The In Situ Signature of Cyclotron Resonant Heating

TL;DR

This paper presents Parker Solar Probe observations linking ion-cyclotron waves to resonant damping signatures in proton velocity distributions, providing direct evidence of cyclotron heating in the solar wind.

Contribution

It offers the first direct observational evidence connecting ion-cyclotron waves with resonant damping signatures in the solar wind.

Findings

Ion-cyclotron waves are observed alongside signatures of resonant damping.

Proton velocity distributions show flattening consistent with quasilinear diffusion.

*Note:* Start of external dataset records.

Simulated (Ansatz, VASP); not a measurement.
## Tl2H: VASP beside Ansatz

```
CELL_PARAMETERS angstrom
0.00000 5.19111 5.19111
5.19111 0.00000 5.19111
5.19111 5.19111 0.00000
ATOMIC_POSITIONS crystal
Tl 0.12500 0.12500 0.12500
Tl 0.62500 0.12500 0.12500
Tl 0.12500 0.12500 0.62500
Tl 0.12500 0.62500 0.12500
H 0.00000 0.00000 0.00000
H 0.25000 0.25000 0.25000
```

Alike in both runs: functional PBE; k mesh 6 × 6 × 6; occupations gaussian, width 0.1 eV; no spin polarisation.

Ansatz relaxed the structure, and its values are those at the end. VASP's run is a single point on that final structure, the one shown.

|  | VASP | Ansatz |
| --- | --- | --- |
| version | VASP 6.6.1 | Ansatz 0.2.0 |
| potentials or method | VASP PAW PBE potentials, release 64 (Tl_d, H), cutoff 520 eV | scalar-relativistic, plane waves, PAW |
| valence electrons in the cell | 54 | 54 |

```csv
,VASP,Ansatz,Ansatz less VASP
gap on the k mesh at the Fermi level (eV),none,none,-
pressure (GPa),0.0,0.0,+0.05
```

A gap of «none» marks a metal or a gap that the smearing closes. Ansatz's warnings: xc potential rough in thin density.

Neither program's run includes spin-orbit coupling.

Distributions near the damping threshold suggest active cyclotron heating.

Abstract

The dissipation of magnetized turbulence is an important paradigm for describing heating and energy transfer in astrophysical environments such as the solar corona and wind; however, the specific collisionless processes behind dissipation and heating remain relatively unconstrained by measurements. Remote sensing observations have suggested the presence of strong temperature anisotropy in the solar corona consistent with cyclotron resonant heating. In the solar wind, in situ magnetic field measurements reveal the presence of cyclotron waves, while measured ion velocity distribution functions have hinted at the active presence of cyclotron resonance. Here, we present Parker Solar Probe observations that connect the presence of ion-cyclotron waves directly to signatures of resonant damping in observed proton-velocity distributions. We show that the observed cyclotron wave population coincides with both flattening in the phase space distribution predicted by resonant quasilinear diffusion and steepening in the turbulent spectra at the ion-cyclotron resonant scale. In measured velocity distribution functions where cyclotron resonant flattening is weaker, the distributions are nearly uniformly subject to ion-cyclotron wave damping rather than emission, indicating that the distributions can damp the observed wave population. These results are consistent with active cyclotron heating in the solar wind.